Tech giants promise ‘action plan’ on stopping Nordic gangs using apps for crime

The tech giants Google, Meta, Snapchat and TikTok have pledged to give details "within months" on how they will prevent gang leaders in Nordic countries using their products to carry out serious crimes, Denmark's justice minister said on Friday.

Tech giants promise 'action plan' on stopping Nordic gangs using apps for crime

After meeting the companies along with other Nordic Justice Ministers in Uppsala, Sweden, Hummelgaard and Swedish counterpart Gunnar Strömmer said he now expected the companies to submit an “action plan” to crack down on the use of their apps to recruit young people to carry our shootings and commit other crimes. 

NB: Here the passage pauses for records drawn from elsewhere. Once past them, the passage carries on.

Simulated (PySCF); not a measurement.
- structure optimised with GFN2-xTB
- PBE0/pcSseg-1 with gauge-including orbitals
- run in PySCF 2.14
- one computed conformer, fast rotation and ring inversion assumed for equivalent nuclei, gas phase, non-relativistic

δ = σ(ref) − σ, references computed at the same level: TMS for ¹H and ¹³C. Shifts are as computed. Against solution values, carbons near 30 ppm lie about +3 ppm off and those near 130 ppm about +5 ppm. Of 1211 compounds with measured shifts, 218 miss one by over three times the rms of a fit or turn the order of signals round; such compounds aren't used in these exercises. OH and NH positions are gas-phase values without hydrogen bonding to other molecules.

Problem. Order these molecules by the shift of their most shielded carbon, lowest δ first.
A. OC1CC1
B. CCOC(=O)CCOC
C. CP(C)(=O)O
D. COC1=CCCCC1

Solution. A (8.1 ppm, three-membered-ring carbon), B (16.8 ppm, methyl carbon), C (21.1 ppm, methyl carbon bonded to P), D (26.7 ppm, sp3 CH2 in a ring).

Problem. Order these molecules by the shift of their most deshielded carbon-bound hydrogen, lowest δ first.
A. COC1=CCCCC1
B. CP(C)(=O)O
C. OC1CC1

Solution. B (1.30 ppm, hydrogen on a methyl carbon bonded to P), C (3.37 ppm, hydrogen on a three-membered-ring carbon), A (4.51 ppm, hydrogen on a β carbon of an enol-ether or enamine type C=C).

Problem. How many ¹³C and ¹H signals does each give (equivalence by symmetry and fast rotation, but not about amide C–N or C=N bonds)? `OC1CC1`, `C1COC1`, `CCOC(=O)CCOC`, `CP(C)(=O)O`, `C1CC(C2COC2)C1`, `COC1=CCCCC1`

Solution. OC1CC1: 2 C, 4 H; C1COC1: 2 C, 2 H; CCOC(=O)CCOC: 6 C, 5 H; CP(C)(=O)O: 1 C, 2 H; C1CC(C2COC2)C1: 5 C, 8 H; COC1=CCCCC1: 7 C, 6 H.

“I would like it to contain concrete steps on how to use the technology on the platforms to remove and screen content that helps to facilitate organised crime to a greater extent,” Hummelgaard said, while Strömmer said that although he was pleased an important step had been taken it “remains to be seen” how seriously the companies take the issue. 

READ ALSO: Danish gangs’ use of Swedish child hitmen is now a diplomatic issue

Ministers from Sweden, Norway, Finland, Iceland, the Faroe Islands and Greenland met to discuss gang crime, which in recent months has increasingly been shown to cross national borders, with criminals from Sweden travelling to Denmark to carry out shootings and hand grenade attacks.

According to Hummelgaard, there have been “many examples” of gangs using social media and encrypted messaging services to plan serious crimes and recruit new criminals, with lists of the payments available for carrying out various criminal services  found circulating  on social media. 

“The way I see it, political patience is about to run out, not just in the Nordic countries, but in large parts of the Western world,” Hummelgaard said.

He said the four companies had made “a really good first step” in pledging to establish a “joint Nordic cooperation forum”, where they would exchange experience and share information with each other about the use of their products in the region for crime. But he said he wanted them to be “more concrete than that”. 

READ ALSO: Nordic justice ministers meet tech giants on gangs hiring ‘child soldiers’

Hummelgaard said that he tech giants had also asked that the police authorities in the Nordic countries to provide information on what kind of “groupings and names” are using their services and how “they communicate”, so that the content can “be removed immediately”. 

“I sense that they have a clear desire and will to cooperate with us. I think that is positive,” he said. “I would also like to say that until today this has not been the experience of many of our law enforcement authorities around the Nordic countries.”